Any of you familiar with the Red Iron T-Rex? It is very TW Express like but with octal tubes and a "James" tone stack. I really like this amp! I have looked under the hood, but am hesitant to post any pics out of respect for the builder. The amp is easy to play , but never falls apart even when maxed out. It is also Cathode biased. This one has a Tone Stack bypass mod as well as a cross line MV which actually works quite well...
I listened to the sound clip/YouTube vid. Wow you weren't kidding, it really stays tight all the way through the volume spectrum. Seems like there's some kind of voodoo at work to get this level of performance out of a cathode biased amp. Any hints at what they've done w/the circuit to achieve this...without creating any enemies @ Red Iron? A cathode biased 6CA7 TW or is there more/less to it?

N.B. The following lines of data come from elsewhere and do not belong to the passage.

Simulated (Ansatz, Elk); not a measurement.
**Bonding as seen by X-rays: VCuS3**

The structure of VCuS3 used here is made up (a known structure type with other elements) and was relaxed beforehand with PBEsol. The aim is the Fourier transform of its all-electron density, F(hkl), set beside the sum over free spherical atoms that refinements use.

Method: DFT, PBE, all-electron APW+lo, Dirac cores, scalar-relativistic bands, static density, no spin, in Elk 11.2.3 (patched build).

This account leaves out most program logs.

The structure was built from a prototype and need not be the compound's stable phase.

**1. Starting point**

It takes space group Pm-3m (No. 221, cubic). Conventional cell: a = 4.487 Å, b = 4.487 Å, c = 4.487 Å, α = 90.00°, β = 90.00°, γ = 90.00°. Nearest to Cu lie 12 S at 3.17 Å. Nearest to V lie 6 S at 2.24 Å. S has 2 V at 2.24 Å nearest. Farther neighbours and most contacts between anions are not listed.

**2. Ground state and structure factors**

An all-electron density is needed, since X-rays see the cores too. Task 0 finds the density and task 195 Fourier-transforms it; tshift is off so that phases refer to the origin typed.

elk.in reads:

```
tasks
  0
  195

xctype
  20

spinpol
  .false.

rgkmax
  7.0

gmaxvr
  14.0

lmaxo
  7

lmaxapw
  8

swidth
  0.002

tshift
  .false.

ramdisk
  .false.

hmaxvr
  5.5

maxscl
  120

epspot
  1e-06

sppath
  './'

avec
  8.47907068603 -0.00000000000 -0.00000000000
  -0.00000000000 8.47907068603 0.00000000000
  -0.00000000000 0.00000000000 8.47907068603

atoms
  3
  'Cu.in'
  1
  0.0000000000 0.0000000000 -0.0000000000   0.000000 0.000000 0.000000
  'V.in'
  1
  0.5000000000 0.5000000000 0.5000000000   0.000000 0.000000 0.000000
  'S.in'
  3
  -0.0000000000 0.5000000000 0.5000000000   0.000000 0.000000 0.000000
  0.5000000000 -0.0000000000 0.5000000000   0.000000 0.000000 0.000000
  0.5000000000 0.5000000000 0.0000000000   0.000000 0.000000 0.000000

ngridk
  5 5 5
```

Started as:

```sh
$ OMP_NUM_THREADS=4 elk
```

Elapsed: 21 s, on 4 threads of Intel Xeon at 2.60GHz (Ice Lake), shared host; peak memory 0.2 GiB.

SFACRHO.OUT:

Choke input filter - bingo, that's the voodoo* I was looking for This is cool because it drops much more voltage from the PT's HV secondary than a cap input filter, and as such I'd imagine would allow the builder to use a bigger, more powerful PT with a high mA rating on its HV secondary without having too high B+ or running into a large expense of having custom transformers wound.
*voodoo = something not commonly found/used in guitar amp designs and therefore the knowledge and opinions of the characteristics of its implementation are limited, murky, mysterious, unknown...chicken bones!
shane wrote:Doesn't necessarily have to be a choke input filter. could be a Pi filter like the Allesandro.
One big difference is that the Allesandro's that have been on my bench fall apart as you crank them. They get too squishy and have ghosting that I don't care for.
I think the only catch w/a choke input filter is that the choke has to be rated to handle the full current pulled throughout the entire amp, whereas w/cap input filter circuits that have a choke feeding the screens the mA rating of the choke can be almost anything to taste. Am I thinking about this/seeing this correctly?